“Finally, a moment of
peace”, I think to myself.
I’m in my hometown of Spring in the larger
Houston area for some of the last, fleeting moments of my
summer vacation, sitting at my favorite local coffee-shop. Yet, in the
stillness, my mind has begun to recall regret and frustration. In the last few
hours I have succeeded once more in being one of the more critical voices in my
family—a fault I must fight against daily. I reflect on often the spiritual
journey I’ve taken since my years at home, but still more surprising to me is
how consistently I still struggle with the same sins I thought I had escaped.
With my immediate family I slip easily into my “old” ways of relating to my
mother, my sister, father….and it’s here that I need the reminder of the same
grace by which I was brought into a new family.
As
Christians, the entire doctrine of our salvation centers around the realization
of our true position to Christ and surrendering the pride that once separated
us from God. In this way, C.S. Lewis even considered pride the greatest of all
sins. James 4:6 says,
“But he gives us
more grace. That is why Scripture says:
‘God opposes the proud
but shows favor to the humble.’”
but shows favor to the humble.’”
When I’m back at school, it seems easier to believe that I’ve escaped a critical spirit, but when I’m
with those closest to me I all too quickly let humility fly out the door. It’s
here that I’m reminded most of my own depravity.
As I rest, review my reflections, and finish up my cold
coffee, I wonder if this is the purpose of these tests of my impatience. Maybe,
in a similar way that the Jews had the law, I come home to remember the
impossible standards I hold for everyone else and that I’m usually the first to
trip. Perhaps this moment has become a reminder of Romans 5:20, which says,
“The law was added so that the trespass might increase. But where sin
increased, grace increased all the more…”

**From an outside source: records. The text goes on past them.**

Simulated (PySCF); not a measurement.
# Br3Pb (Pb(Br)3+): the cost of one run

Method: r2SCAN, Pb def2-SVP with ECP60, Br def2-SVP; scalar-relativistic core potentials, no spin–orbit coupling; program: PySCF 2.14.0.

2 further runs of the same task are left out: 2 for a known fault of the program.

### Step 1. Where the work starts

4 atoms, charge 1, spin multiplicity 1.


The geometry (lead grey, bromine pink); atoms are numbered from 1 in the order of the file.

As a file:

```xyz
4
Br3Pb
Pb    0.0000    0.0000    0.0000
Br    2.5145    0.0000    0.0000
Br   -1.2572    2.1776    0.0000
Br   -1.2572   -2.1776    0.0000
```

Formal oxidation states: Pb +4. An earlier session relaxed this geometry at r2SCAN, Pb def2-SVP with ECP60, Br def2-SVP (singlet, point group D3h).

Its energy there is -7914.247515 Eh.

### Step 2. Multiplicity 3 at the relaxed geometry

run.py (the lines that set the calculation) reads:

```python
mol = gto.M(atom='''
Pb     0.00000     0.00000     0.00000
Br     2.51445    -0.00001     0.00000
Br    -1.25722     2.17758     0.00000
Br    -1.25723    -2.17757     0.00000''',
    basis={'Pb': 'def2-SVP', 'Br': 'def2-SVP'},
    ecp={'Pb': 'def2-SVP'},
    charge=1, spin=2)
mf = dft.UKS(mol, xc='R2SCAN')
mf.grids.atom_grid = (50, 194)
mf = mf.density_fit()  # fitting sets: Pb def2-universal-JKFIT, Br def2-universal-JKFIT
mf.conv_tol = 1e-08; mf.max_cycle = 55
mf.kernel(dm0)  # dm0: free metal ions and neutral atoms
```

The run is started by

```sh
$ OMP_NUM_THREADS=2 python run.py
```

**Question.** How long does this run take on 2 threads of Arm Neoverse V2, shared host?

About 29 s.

Why should my trespass increase, even as a growing, young
Christian? Might I constantly have to re-realize my need of
God’s grace and the necessity of a humble spirit?
Oh how I need such grace, and how glad I am that I was
brought to it.
God, bring me to my knees
again and again if this is your desire. May I never, ever escape my humbling
journey while I’m on this earth. Thank you for grace, thank you for a new
family in your Kingdom and my old one, in which Grace ransomed His life for me.